Formally, the Common Component Architecture is a specification of an HPC-friendly component model. This specification provides a focus for an extensive research and development effort. The research effort emphasizes understanding how best to utilize and implement component-based software engineering practices in the high-performance scientific computing arena. The development effort creates practical reference implementations and helps scientific software developers use them to create CCA-compliant components and applications.

The CCA specification is expressed as a set of abstract interfaces⁷ written in the Scientific Interface Definition Language (SIDL). SIDL is used by the Babel language interoperability tool (discussed further below), which implicitly defines bindings to the various languages that Babel supports (currently Fortran 77, Fortran 90, C, C++, Python, and Java).
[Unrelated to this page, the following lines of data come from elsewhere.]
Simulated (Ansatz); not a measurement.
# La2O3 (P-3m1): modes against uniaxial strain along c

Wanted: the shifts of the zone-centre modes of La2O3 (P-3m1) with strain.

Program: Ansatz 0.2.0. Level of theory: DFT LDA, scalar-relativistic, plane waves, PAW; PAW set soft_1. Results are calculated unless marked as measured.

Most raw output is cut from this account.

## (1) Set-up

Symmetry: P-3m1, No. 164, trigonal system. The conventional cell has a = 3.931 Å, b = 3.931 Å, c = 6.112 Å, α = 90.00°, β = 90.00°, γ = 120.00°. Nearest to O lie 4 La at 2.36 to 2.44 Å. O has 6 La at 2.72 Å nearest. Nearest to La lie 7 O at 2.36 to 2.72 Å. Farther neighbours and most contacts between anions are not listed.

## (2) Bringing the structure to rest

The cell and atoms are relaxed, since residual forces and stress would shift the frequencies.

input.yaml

The primary players in a CCA application are Components that encapsulate a particular piece of software, Ports that define the interfaces between components, and Framework that glue the aforementioned components together and allow them to communicate through the ports that are defined. Figure 1 illustrates how several such components combine together to form a single application. This conceptual model should be familiar to anyone that has used component-based systems before, except that the components explicitly support parallelism and the ports facilitate fine-grained communication of large quantities of data without the copying that is inherent in many such systems.

The core of the CCA specification is the Services interface. This is the primary means by which components interact with the framework, allowing the component to inform the framework of component capabilities and interfaces, and to request access to other services the framework may provide, such as information about connections between itself and other components, or the ability to instantiate and otherwise manipulate other components. The Services interface allows a component to declare two different types of ports, those that it will provide and those that it will use. These ports can also be thought of as callee and caller. These ports make it possible for a CCA framework to effectively mediate connections between components, and allows components to be assembled by another entity (a user through a GUI, a script, or even another component). The CCA component model espouses a minimalist approach, requiring only that components implement a single method/function (called setServices) that establishes contact between the component and the framework.

CCA ports are simply a babel-described interface, and are also identified by a type and name. An optional set of properties associated with each port can describe additional functionality, such as the minimum/maximum number of connections. Components may provide multiple ports and even multiple instances of the same port. In addition to defining the port mechanism, the CCA specification also defines a number of specific ports that are useful in multiple applications, such as the GoPort (for starting an application), parameter ports for communicating basic configuration information to the application, and ports for communicating events to other components. The CCA reuses this port mechanism to export services provided by the framework that allow a component to assemble and manage other components, monitor available components, and watch for application events. Using this mechanism, graphical user interfaces become simply a component that is instantiated in the system and are not tied to the underlying framework. These services also allow dynamic behavior of the application itself, such as swapping components, and provide a mechanism for a hierarchy of components that are assembled at multiple levels of abstraction.